Symmetric multiprocessing (SMP) involves a multiprocessor computer hardware and software architecture where two or more identical processors are connected to a single, shared main memory, have full access to all I/O devices, and are controlled by a single operating system instance that treats all processors equally, reserving none for special purposes. Most multiprocessor systems today use an SMP architecture. In the case of multi-core processors, the SMP architecture applies to the cores, treating them as separate processors.
SMP systems are tightly coupled multiprocessor systems with a pool of homogeneous processors running independently of each other. Each processor, executing different programs and working on different sets of data, has the capability of sharing common resources (memory, I/O device, interrupt system and so on) that are connected using a system bus or a crossbar.
SMP systems have centralized shared memory called main memory (MM) operating under a single operating system with two or more homogeneous processors. Usually each processor has an associated private high-speed memory known as cache memory (or cache) to speed up the main memory data access and to reduce the system bus traffic.

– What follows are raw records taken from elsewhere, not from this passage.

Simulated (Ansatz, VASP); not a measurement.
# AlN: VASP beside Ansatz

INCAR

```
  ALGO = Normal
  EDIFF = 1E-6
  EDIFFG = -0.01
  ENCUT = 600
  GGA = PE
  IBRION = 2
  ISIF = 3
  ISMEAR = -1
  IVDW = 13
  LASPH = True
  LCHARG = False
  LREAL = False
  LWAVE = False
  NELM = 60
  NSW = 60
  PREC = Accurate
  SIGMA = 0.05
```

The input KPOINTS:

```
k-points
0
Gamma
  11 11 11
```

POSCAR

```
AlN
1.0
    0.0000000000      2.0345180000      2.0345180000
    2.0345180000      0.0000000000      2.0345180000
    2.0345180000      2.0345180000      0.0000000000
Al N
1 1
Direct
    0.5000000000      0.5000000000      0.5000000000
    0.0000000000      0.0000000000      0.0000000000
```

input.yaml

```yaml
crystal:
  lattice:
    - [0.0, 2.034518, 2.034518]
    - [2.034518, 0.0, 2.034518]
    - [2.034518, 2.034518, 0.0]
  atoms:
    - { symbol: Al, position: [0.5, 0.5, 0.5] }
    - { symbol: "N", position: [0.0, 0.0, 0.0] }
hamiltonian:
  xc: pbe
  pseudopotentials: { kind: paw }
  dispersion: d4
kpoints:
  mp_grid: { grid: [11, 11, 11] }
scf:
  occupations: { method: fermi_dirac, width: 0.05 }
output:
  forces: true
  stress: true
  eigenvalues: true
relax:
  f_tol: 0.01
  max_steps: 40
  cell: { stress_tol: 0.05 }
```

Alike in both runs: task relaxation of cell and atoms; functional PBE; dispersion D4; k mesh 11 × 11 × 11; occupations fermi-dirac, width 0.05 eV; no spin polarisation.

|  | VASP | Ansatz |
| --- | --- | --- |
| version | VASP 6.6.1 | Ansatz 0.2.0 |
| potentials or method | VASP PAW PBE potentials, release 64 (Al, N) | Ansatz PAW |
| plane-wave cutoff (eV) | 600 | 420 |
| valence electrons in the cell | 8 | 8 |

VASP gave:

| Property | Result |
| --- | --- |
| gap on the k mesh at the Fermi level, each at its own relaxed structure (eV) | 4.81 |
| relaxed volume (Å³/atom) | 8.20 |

Processors may be interconnected using buses, crossbar switches or on-chip mesh networks. The bottleneck in the scalability of SMP using buses or crossbar switches is the bandwidth and power consumption of the interconnect among the various processors, the memory, and the disk arrays. Mesh architectures avoid these bottlenecks, and provide nearly linear scalability to much higher processor counts at the sacrifice of programmability:
Serious programming challenges remain with this kind of architecture because it requires two distinct modes of programming; one for the CPUs themselves and one for the interconnect between the CPUs. A single programming language would have to be able to not only partition the workload, but also comprehend the memory locality, which is severe in a mesh-based architecture.
SMP systems allow any processor to work on any task no matter where the data for that task is located in memory, provided that each task in the system is not in execution on two or more processors at the same time. With proper operating system support, SMP systems can easily move tasks between processors to balance the workload efficiently.